Paul's Online Notes- Spherical Coordinates Tutorial
What Is Paul's Online Notes?
Paul's Online Notes is a free math resource created by Paul Dawkins, a professor at Lamar University. The site covers calculus I, II, and III, along with differential equations and linear algebra. It's been around since the early 2000s and remains one of the most-used supplementary math resources on the web.
The site is bare-bones. No videos, no animations, just clean explanations and worked examples. Students either love it or find it too dry. But if you need to actually understand the material, the clarity is hard to beat.
What Are Spherical Coordinates?
Spherical coordinates describe points in 3D space using three values: ρ (rho), θ (theta), and φ (phi).
Think of it like this: you're standing at the origin. ρ tells you how far to walk. θ tells you which direction to turn in the horizontal plane. φ tells you how much to tilt up or down from the horizontal.
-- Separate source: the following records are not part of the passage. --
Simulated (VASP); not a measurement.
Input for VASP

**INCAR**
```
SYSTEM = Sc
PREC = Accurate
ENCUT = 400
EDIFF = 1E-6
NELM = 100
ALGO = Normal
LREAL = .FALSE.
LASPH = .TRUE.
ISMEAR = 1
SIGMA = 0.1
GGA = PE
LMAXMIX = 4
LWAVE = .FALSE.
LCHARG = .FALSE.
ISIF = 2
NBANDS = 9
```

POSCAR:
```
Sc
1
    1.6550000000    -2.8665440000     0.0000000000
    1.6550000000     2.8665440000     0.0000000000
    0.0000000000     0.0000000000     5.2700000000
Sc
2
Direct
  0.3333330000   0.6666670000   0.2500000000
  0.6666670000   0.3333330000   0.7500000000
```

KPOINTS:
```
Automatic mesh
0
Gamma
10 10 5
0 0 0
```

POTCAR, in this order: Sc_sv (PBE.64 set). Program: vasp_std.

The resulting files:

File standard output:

- ρ = distance from origin (always ≥ 0)
- θ = angle in the xy-plane from the positive x-axis (same as cylindrical coordinates)
- φ = angle from the positive z-axis (0 ≤ φ ≤ π)
The key difference from cylindrical coordinates: φ measures from the z-axis, not from the xy-plane. This trips people up constantly.
Spherical to Cartesian Conversion
You'll need these formulas constantly:
- x = ρ sin φ cos θ
- y = ρ sin φ sin θ
- z = ρ cos φ
The sin φ term appears because you're projecting the radial distance onto the xy-plane before adding the x and y components.
Cartesian to Spherical Conversion
Working backwards:
- ρ = √(x² + y² + z²)
- tan θ = y/x (watch your quadrant)
- cos φ = z/ρ
When x = 0 and y = 0, you're on the z-axis. θ can be anything; pick 0. When ρ = 0, you're at the origin—θ and φ are irrelevant.
Common Surfaces in Spherical Coordinates
Equations simplify dramatically in spherical form:
- ρ = constant → sphere centered at origin
- φ = constant → cone (or half-plane when φ = 0 or π)
- θ = constant → half-plane containing the z-axis
- ρ = a cos φ → sphere of radius a/2 centered on the z-axis
- ρ = a sin φ → sphere of radius a/2 centered on the x-axis
The last two are particularly useful. You can replace messy Cartesian equations with these simple forms.
Triple Integrals in Spherical Coordinates
This is where spherical coordinates actually matter. The volume element becomes:
dV = ρ² sin φ dρ dφ dθ
When your region or integrand involves spheres or cones, switch to spherical. The integral becomes orders of magnitude simpler.
Integration bounds typically run:
- θ: 0 to 2π (full rotation)
- φ: 0 to π (from positive z-axis to negative z-axis)
- ρ: 0 to some function of θ and φ, or a constant
How to Use Paul's Online Notes for Spherical Coordinates
Here's the practical approach:
- Read the main explanation page. It covers the coordinate system, conversions, and common surfaces. Maybe 20-30 minutes if you're working through examples.
- Skim the examples section. Paul works through Cartesian-to-spherical conversions, surface identification, and triple integral setup.
- Try the practice problems. The site doesn't auto-grade, but the solutions are fully worked.
The site organizes content by course. Look for "Calculus III" then "Triple Integrals" or "Cylindrical and Spherical Coordinates."
Spherical Coordinates vs. Cylindrical: When to Use Which
| Situation | Best Coordinate System |
|---|---|
| Sphere centered at origin | Spherical |
| Cylinder aligned with z-axis | Cylindrical |
| Cone with vertex at origin | Spherical |
| Sphere NOT centered at origin | Try completing the square, then spherical |
| Region bounded by both cylinder and sphere | Cylindrical often works better |
There's no strict rule. Try one system, see if the bounds simplify, switch if they don't.
Common Mistakes
- Confusing φ with θ. φ is from the z-axis. θ is from the x-axis in the xy-plane.
- Forgetting sin φ in the volume element for triple integrals.
- Using the wrong range for φ. It goes 0 to π, not 0 to 2π.
- Not checking quadrants when computing θ from tan θ = y/x.
Bottom Line
Paul's Online Notes gives you exactly what you need: definitions, formulas, and worked examples without the filler. For spherical coordinates, work through the conversion examples and the triple integral examples. That's it. The site won't hold your hand, but it'll get you through the material if you're willing to actually work the problems.